One, you can decide what parts of the pictures are used in this calculation and how they are weighted. These are your spot, matrix, and middle measurement modes.

Two, you can use a creative program, e.g., night photography. That will treat bright highlights differently, AFAIK.

However, the world isn't really an 18% grey card and how you expose the picture depends on your creative intent. The most obvious examples are high-key and low-key photos. In fact, photographers often use 18% grey cards to determine the light conditions and then lock the exposure and white balance down and shoot manual. This way, they have a precise reading and no surprises. I only do that when I do portrait photography because skin tones and therefore white balance are crucial. In most other cases, I look at the histogram to see if the exposure is correct and use auto white balance.

You can always adjust white balance when you shoot RAW in post processing. However, you cannot fix the exposure if you're missing the data. That's why I use manual.

You’re forgetting the third knob you can tweak - the exposure compensation dial. That’s arguably the most important control for the metering system!

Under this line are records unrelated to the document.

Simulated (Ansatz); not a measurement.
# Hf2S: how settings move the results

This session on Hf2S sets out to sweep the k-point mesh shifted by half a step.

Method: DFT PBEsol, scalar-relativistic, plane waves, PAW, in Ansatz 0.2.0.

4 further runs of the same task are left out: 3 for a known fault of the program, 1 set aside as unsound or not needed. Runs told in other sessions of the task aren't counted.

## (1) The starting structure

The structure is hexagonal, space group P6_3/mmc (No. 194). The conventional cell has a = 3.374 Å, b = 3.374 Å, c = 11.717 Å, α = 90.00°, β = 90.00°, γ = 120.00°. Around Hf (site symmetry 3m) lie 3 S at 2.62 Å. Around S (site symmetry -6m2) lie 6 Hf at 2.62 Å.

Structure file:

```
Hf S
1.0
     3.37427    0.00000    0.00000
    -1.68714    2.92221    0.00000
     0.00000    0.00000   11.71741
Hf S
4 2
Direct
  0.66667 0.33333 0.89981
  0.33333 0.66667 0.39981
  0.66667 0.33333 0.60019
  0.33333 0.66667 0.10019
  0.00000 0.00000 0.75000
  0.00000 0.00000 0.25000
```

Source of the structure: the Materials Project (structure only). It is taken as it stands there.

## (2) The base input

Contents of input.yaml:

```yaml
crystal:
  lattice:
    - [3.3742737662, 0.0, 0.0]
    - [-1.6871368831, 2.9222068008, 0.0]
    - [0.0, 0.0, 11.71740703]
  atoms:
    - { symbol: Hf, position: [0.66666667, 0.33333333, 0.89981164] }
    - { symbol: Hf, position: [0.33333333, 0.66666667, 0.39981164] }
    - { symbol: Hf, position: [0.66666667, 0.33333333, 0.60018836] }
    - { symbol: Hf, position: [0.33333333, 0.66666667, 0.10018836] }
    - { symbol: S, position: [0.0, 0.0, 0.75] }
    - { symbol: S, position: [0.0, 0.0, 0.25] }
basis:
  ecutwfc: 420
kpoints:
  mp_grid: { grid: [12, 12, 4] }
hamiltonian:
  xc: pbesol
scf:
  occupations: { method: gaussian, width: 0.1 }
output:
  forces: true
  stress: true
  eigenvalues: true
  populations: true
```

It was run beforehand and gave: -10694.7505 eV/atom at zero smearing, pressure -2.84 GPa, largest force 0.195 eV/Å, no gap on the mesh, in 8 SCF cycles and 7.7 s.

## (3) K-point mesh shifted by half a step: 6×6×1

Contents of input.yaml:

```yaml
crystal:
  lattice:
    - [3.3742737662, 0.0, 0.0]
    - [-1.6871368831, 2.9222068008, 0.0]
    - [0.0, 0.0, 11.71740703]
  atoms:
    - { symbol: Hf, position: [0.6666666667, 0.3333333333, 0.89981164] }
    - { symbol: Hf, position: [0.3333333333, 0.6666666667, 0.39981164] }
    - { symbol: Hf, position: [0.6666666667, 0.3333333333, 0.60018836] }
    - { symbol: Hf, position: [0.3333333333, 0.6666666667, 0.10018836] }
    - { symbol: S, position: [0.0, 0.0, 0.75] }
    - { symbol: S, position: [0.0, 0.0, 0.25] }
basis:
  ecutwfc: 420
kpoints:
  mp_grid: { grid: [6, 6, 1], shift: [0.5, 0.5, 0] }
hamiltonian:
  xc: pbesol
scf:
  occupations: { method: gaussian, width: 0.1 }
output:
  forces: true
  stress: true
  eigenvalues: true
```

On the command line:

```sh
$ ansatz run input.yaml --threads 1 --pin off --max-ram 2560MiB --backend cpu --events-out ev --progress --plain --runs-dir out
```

If you understand how your camera’s metering system works (area selected, 18 percent gray etc) you can often work with the Metering system and compensate for when you know it’s likely to get it wrong - for example it’s not uncommon to dial a +1 if shooting a bright snowy scene, as most metering systems will be overly aggressive in trying to preserve highlight detail in the snow.

Similarly, if shooting in darker conditions dial in negative compensation.

Metering is pretty sophisticated in modern cameras, the exposure comp dial let’s you work with the tool and augment it’s measurements with your own human input.

Exposure comp plus histogram reviews with metering on is a pretty effective way to work a lot of the time.

All in all, I agree with your assessments. Its good to note that what you are trying to do is read the amount of light hitting the target. This could always be done with a ambient light meter placed in front of your subject (Studio).

The issue was the convenience of seeing it through the camera. The first automatic in camera meters were limited to high-key or low-key and tried to just make the picture's average lighting match the 18% grey card, a portion of it (center weighted or spot). Highly colored subjects could throw this off as the meters weren't always linear to all wavelengths. As technology advanced, matrix meters used multiple points to try and guess tricky lighting conditions. As more elements to the matrix were added, identifying where the subject became possible.

However, they all are just trying to guess at the level of light hitting the subject of the photograph.

Again, you are incorrect if you meant that multiple samples have fixed the in-camera meter foobar.

I am assuming you are well acquainted with colour management, so I will just leave a brief suggestion. If you further need more pointers, let me know and I would love to elaborate.

Read about reflectivity and their influence on metering.